Lenexa hasn’t always been a hotbed of political activity when it comes to city elections. But that may change a bit this year, as a local group of bicycle enthusiasts begins a campaign for bike infrastructure.
The Facebook group iBike Lenexa, started by Jeff Carroll, is sending out questionnaires to candidates in the August primary asking whether they’d get behind a plan for signs, bike lanes and other measures to encourage drivers to share the road.
Lenexa has a growing bicycling community, Carroll said, because of a new city rec center in the City Center development and because a business in Old Town, Velo +, has built a following.
Many of the riders in the group commute or go out for longer rides, he said, and most don’t want to restrict themselves to trails.
Never miss a local story.
“Trails are recreational. If you want to use a bicycle as transportation you have to be able to ride on the street,” he said.
That’s a problem because Lenexa has few if any bike lanes or even “share the road” arrows to remind drivers that cyclists are also on the road, Carroll said. As a commuter, he said he sees bike infrastructure in other cities, but almost nothing in Lenexa.
To back that up, Carroll used data from the Mid-America Regional Council for a map showing bike lanes, bike route or share the road signs. His map shows infrastructure in neighboring cities, but “a black hole in Lenexa.”
So Carroll started the Facebook page.
“I started a grass-roots community as a way to communicate and talk about what we’d like to see,” he said. So far there are about 80 people in it, he said.
The city has invested heavily in building the City Center development, with little attention to how someone might access it by bicycle or on foot, Carroll said. He also pointed to the 87th Street Parkway overpass over Interstate 35 as one that could be improved for pedestrians and cyclists.

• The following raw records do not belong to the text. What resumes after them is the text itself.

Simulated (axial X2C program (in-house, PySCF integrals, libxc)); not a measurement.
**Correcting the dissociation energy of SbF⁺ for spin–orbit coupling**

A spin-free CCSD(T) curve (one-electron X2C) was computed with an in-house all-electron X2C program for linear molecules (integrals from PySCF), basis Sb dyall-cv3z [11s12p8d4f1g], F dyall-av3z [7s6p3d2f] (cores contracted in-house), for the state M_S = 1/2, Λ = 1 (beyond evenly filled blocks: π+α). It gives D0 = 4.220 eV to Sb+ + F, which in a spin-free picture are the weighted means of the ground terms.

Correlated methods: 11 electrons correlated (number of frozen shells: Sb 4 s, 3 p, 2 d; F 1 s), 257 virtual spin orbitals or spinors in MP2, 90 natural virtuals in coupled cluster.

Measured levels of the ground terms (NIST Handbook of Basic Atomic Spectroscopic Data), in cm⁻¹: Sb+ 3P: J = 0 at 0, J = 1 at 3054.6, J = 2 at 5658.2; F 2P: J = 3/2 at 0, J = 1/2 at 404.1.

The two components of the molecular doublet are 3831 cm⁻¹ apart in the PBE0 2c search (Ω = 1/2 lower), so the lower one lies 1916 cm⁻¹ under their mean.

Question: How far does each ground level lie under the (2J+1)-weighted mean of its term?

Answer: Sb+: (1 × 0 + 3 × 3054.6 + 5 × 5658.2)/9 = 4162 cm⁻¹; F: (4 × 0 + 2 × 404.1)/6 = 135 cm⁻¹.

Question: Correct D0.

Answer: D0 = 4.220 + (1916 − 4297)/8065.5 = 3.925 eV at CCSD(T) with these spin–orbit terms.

The group has presented its concerns to the Lenexa City Council and now wants to make bike infrastructure part of the election. Lenexa has two incumbents on the council who each have two primary opponents. Those candidates were to receive a four-question survey asking whether they would support more infrastructure, a comprehensive bicycle plan and a program of bicycle education and promotion.
Carroll hopes the city will take bicyclists’ needs in mind as roads are resurfaced and new road projects are done.